The Centre-Left Grassroots Alliance took every single place available on the National Executive Committee – all six – but this Akehurst person is trying to spin it into a failure for them.
He’s having to say that Ann Black – who stood on the CLGA ticket – will not support that side. That’s a suggestion that she stood under false pretences and it will be interesting to see how she responds.
And he seems to think long-serving trade union representatives might support the party’s far right element. That would be an interesting departure!
But his words come as a useful reminder that Labour’s reformers cannot take anything for granted.
There’s a long way to go before the party returns to its original mission, and we will all need to be vigilant against disruption by the right-wing elements that seem determined to sow dissent.

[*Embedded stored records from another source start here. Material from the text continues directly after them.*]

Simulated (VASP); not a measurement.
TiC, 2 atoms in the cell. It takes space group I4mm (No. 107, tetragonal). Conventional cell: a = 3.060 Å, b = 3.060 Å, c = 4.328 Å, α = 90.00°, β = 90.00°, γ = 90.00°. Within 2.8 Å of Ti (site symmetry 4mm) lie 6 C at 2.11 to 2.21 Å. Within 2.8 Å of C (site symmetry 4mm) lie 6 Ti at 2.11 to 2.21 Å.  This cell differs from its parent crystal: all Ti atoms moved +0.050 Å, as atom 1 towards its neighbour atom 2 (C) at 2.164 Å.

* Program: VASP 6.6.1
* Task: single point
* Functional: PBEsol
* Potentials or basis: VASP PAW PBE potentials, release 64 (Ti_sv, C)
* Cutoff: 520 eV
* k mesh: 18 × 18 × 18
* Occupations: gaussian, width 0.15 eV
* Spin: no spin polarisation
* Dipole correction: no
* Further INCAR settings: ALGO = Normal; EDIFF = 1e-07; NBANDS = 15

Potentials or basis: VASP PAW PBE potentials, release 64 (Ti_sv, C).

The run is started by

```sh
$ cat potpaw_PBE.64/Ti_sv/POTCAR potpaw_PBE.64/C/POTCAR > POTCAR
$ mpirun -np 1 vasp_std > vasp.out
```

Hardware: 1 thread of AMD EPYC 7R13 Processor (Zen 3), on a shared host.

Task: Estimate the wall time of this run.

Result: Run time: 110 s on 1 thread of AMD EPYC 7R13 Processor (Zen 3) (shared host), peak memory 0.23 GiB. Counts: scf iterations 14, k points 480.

For example: This Akehurst person. Wasn’t he preaching nonsense about giving the left “a good kicking” a while ago? Is this really the sort of person who should be writing in LabourList?
The triumph of the left slate in elections to Labour’s ruling body has not handed complete control to Jeremy Corbyn and his allies, a leading centrist insists today.
Luke Akehurst, who lost his place on the national executive committee (NEC) this week despite more than doubling his vote, says there is a “net change of just one seat” and denies claims that Corbynistas now permanently hold the upper hand.
The results, declared on Monday evening, showed all of the candidates on the left wing Centre Left Grassroots Alliance (CLGA) slate – supported by the Campaign for Labour Party Democracy (CLPD) and Momentum – were elected, while nobody from the Progress and Labour First slate made it on.
Akehurst goes on to highlight the role of long-serving trade union representatives as well as NEC members such as Ann Black, who has strong support on the left but is not considered a Corbynista.
“Contrary to some of the online and media reaction, this does not give full control of the NEC to Corbyn. There is a net change of just one seat as the PLP section saw a seat go from left to right”, he writes.
“When the new NEC takes office after Annual Conference, the solid vote for the Hard Left will be 16 if they all turn up, with 17 others. Thus NEC meetings will continue to be finely balanced and hinge on the personal decisions of the more independent-minded members like Ann Black, and the stance taken by the GMB and Unison. Moderates will win some votes and lose others just like we did in the pre-leadership election meeting.”